Some taxpayers are still racing against the clock.
The tax deadlines have quickly passed and some Americans have yet to file their tax return. If you’re one of many taxpayers who have questions about how to file a late 2017 tax return, keep reading!
Can I still e-file my 2017 tax return?
October 15, 2018; the e-file and extension deadline, has passed. Therefore, your 2017 tax return becomes a prior year return. This means that you cannot e-file your 2017 tax return.
You are required to print, sign and mail your tax return to the IRS along with copies of your income statements. Most importantly, you can no longer file an extension, since you must have filed it by April 18th.
I’m due a refund and I missed the tax deadline.
If you are due a refund, there is no penalty for filing your tax return late. However, you have a limited amount of time to claim your refund. The IRS statute of limitations places a three year time-frame within the original due date of your prior year return.
For example, you can no longer claim your 2014 refund since April 17, 2018 has passed which was the original due date of your 2014 tax return. You must have postmarked your tax return by April 17, 2018 to claim your refund.
Unpaid taxes means hefty IRS penalties.
There are two penalties when missing the tax deadline your tax liability. First, you will be hit with the failure-to-file penalty if you did not file your tax return by the tax deadline.
You will need to pay 5% of your tax liability per month or part of the month, up to a maximum of 25%. The second is the failure-to-pay penalty which is not paying your tax liability by the deadline.
For every month or partial month that you owe the IRS money, you’ll be penalized 0.5% of the unpaid amount which could build up to the maximum of 25%. In the case that you are facing both penalties, the maximum amount for those two penalties per month is 5 percent.
Regardless of an extension or not, if you have a tax liability, you MUST have paid it by April 17th, 2018. In other words, a tax extension asks how much you estimate that you owe to the IRS. That means at the end of the day, you are still paying the IRS your tax liability even if you are planning on filing later.
For more information on IRS penalties, click here.
Were you unable to file your taxes?
If you have a reasonable cause as to why you could not file your tax return or pay your tax liability, you may receive penalty relief. However, if you have a lack of funds, it is not a reasonable cause for failing to file your return on time. On the other hand, it may justify your failure-to-pay penalty.
Reasonable causes would be:
- fire, casualty, natural disaster (or other disturbances)

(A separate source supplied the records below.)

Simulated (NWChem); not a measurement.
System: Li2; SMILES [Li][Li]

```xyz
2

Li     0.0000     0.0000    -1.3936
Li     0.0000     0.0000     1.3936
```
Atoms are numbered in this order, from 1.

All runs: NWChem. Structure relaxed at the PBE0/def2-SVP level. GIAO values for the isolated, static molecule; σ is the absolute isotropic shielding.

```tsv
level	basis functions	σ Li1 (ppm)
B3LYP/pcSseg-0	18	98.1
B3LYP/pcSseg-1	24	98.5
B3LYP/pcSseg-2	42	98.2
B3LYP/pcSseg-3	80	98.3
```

- the inability to obtain your records
- death or serious illness
- unavoidable absence of a taxpayer/member of the taxpayer’s immediate family
Let’s say that the IRS considers granting you penalty relief.
If they do, they will request information to question the validity of your reasonable cause. For instance, they will need to know the time frame of the event. Take into account that they will want to know how it affected your ability to finish/pay your taxes and how it interfered with your daily responsibilities.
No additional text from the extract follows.